[AR] Re: MSR reactors.

  • From: Henry Spencer <hspencer@xxxxxxxxxxxxx>
  • To: Arocket List <arocket@xxxxxxxxxxxxx>
  • Date: Sat, 13 Jul 2019 17:30:59 -0400 (EDT)

On Sat, 13 Jul 2019, Ed Kelleher wrote:

      ...the US's huge lead in submarine technology steadily shrank...
      "We had competition in submarine design.  You had Stalinism!"

"The evil that men do lives after them;The good is oft interred with their
bones.",  William Shakespeare, Julius Caesar
The gauge is not the technology.

I'd say that to a large extent it *is*, because the US's commanding lead was largely due to Rickover making things happen much more quickly than they would have otherwise. To his credit, *he* built that huge lead... but then he slowly destroyed it, by clinging to (indeed, expanding) his control of the design process and rejecting almost all further innovation.

There was a comment during a funding panel at a long-ago Space Access that applies pretty well: "The pathological narcissists with delusions of godhood are what you need to get things started, but later they must either turn themselves into managers or bow out in favor of managers."

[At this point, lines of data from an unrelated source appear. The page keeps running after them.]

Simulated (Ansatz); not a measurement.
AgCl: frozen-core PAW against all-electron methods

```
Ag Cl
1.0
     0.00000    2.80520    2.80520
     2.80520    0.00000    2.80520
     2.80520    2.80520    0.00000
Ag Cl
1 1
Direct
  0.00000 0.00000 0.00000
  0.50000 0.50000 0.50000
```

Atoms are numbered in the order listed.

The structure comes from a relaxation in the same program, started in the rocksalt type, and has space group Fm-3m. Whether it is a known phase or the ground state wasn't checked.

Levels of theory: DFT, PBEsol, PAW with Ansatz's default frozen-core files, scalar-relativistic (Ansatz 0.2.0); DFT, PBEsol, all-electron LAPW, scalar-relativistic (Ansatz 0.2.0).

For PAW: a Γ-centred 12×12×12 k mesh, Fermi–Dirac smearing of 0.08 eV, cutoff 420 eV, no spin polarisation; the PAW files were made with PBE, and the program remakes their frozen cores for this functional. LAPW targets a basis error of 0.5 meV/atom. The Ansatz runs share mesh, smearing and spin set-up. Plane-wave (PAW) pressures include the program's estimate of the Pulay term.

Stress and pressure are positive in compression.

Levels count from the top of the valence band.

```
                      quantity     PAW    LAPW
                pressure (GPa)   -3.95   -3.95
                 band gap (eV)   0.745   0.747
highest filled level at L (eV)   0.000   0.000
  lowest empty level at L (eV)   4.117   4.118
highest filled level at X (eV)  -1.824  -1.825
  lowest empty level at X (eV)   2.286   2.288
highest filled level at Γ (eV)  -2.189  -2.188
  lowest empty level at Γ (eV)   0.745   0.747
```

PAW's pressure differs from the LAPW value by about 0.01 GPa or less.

The Polmar&Moore book is well worth reading, not least because it appeared long enough after the end of the Cold War that it could include the view from both sides. (In submarines as in space, there was a tendency to think of the Soviet program as a mirror image of the US program, which it was not.)

Rickover  instituted procedures and designs that could be operated and maintained, under all conditions, by enlisted sailors; safely, effectively and repeatably (regular turnover in crews). ... No nuclear accidents that I'm aware of.

Not in the narrow sense of reactor damage or meltdown, no. But remember that Rickover did far more than just train the engineering crews; some of the several design flaws that combined to sink USS Thresher were in propulsion and happened on his watch.

Also, there was a price. That emphasis on operation by enlisted sailors led to manpower-intensive systems and distrust of even the simplest forms of automation, which meant larger crews and therefore larger (and more expensive) submarines. In the beginning it was probably the right thing to do, but alternatives should have had more consideration later. Other navies have pursued less-manpower-intensive approaches successfully.

Rocket relevance:  A good safety culture goes a long way.

Indeed so.  Some things he did right.